What is Anticipation Guide?

Anticipation guides, according to Frank Smith (1978) allow the reader to make predictions about text that will be read by eliminating possibilities that are unlikely.

What is its purpose?

Also called reaction or prediction guides, the anticipation guide is a way to prepare a reader prior to a reading assignment by asking them to react to a series of statements related to the content of the material.

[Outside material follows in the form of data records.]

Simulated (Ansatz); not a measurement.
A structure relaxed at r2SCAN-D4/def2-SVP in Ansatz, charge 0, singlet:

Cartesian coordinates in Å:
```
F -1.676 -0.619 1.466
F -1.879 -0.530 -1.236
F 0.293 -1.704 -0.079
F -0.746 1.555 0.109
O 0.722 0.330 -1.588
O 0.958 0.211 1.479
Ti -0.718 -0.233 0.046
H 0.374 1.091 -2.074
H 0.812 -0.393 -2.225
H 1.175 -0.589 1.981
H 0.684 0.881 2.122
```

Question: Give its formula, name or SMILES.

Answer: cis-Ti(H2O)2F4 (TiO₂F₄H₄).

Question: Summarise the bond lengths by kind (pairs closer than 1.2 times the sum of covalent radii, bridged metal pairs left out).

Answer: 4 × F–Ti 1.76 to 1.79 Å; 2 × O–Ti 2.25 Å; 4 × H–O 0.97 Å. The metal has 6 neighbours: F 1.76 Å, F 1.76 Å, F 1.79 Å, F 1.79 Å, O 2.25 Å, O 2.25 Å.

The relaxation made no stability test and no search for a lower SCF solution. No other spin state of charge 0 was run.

Reasons for using anticipation guides include:

  1. relating prior knowledge to new information to enhance comprehension,
  2. creating interest which stimulates discussion on the topic, and
  3. creating possibilities for integrating reading and writing instruction.

How can I do it?

  • Read the passage or story
    • Read and analyze the text to identify the major concepts (both explicit and implicit).
  • Decide on majour concepts
    • Decide which concepts are most important. Use these to create student interest and to agitate or stimulate reflection on prior knowledge and beliefs.
  • Write statements on major concepts
    • Write short, declarative statements about the major concepts. There can be as few as 3-5 statements or up to about 15. The statements should be thought-provoking and reflect the students' backgrounds. General statements are better than abstract or overly specific ones. Famous quotations and idioms work well. The statements should be written in a format that will elicit students to predict and anticipate.
  • Display the guide
    • To allow students time to react to each statement, display the guide either on the blackboard or on an overhead, or distribute individual worksheets. Give clear directions for what the students are to do with the guide, such as writing an "A" for agreeing or a "D" for disagreeing in the left-hand column for each statement. Make sure to leave space for responses on the sheet. Students can complete the guides individually, in pairs or small groups, or as a whole class.
  • Discuss
    • Conduct a class discussion about the concepts before the students read the text. Students are expected to support their answers with more than a "yes" or "no" response. Students are to give examples from past experience and explain the decision-making process by which they arrive at their answers.
  • Read
    • Have students read the selected text, evaluating the statements from the anticipation guide in light of the author's intent and purpose.
  • Revisit the guide
    • Revisit the guide after you have read the passage to allow students to compare and contrast their original responses with current ones. The objective is to see what information the reading of the passage has allowed them to assimilate or learn.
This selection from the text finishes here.